For fleet drivers in diesel and petrol cars, using the last quarter’s Advisory Fuel Rates (AFRs) offered by HMRC for March to May has been a painful experience against rapidly escalating fuel prices.
The AFRs were set before pump prices went stratospheric and reached record levels. According to the RAC, a litre of unleaded increased by 11p a litre during May to end the month at an average of 174p a litre. Diesel hit record levels at 183p a litre.
The AFRs can be used to claim business mileage in a company car without incurring punitive fuel tax.
However, HMRC has announced a more realistic set of figures for use from June onwards that reflect real world pump prices.
HMRC Advisory Fuel Rates
|Diesel: engine size (cc)||Advisory Fuel Rate|
|Up to 1,600cc||13 pence|
|1,601cc – 2,000 cc||16 pence|
|Over 2,000cc||19 pence|
|Petrol: engine size (cc)||Advisory Fuel Rate|
|Up to 1,400cc||14 pence|
|1,401cc – 2,000 cc||17 pence|
|Over 2,000cc||25 pence|
Hybrid vehicles use the appropriate petrol or diesel rates; drivers of electric cars use the AER for electric vehicles of 5p a mile.

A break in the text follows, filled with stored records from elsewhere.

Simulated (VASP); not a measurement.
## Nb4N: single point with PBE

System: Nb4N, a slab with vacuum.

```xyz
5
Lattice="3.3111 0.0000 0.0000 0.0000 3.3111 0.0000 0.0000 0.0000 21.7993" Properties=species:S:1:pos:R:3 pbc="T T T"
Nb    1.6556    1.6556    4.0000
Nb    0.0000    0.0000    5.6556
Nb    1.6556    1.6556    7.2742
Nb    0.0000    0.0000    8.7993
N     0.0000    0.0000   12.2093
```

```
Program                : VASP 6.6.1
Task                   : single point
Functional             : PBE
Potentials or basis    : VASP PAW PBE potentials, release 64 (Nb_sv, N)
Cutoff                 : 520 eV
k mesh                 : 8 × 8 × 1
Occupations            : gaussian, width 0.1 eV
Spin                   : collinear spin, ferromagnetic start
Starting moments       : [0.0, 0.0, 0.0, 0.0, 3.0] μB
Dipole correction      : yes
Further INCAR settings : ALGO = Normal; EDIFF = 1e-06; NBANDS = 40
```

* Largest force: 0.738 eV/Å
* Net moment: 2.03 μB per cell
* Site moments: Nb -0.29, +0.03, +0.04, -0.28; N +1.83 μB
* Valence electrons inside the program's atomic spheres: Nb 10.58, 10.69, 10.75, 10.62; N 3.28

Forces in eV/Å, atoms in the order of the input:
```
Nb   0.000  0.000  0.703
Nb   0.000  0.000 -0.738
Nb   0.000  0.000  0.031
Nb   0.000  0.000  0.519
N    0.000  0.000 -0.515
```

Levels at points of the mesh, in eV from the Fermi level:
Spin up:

Commenting, Managing Director of CBVC Vehicle Management, Mike Manners, said:
Now, more than ever, fleets need to be vigilant over fleet fuel costs. If you do not have proper fleet fuel management systems in place, then now really is the moment to do it.
It’s also crucial to explain to fleet drivers they should avoid expensive fill ups at motorway services and use cheaper supermarkets instead. It may also be worth reviewing if trips are necessary and whether an online meeting might be more appropriate and cost effective.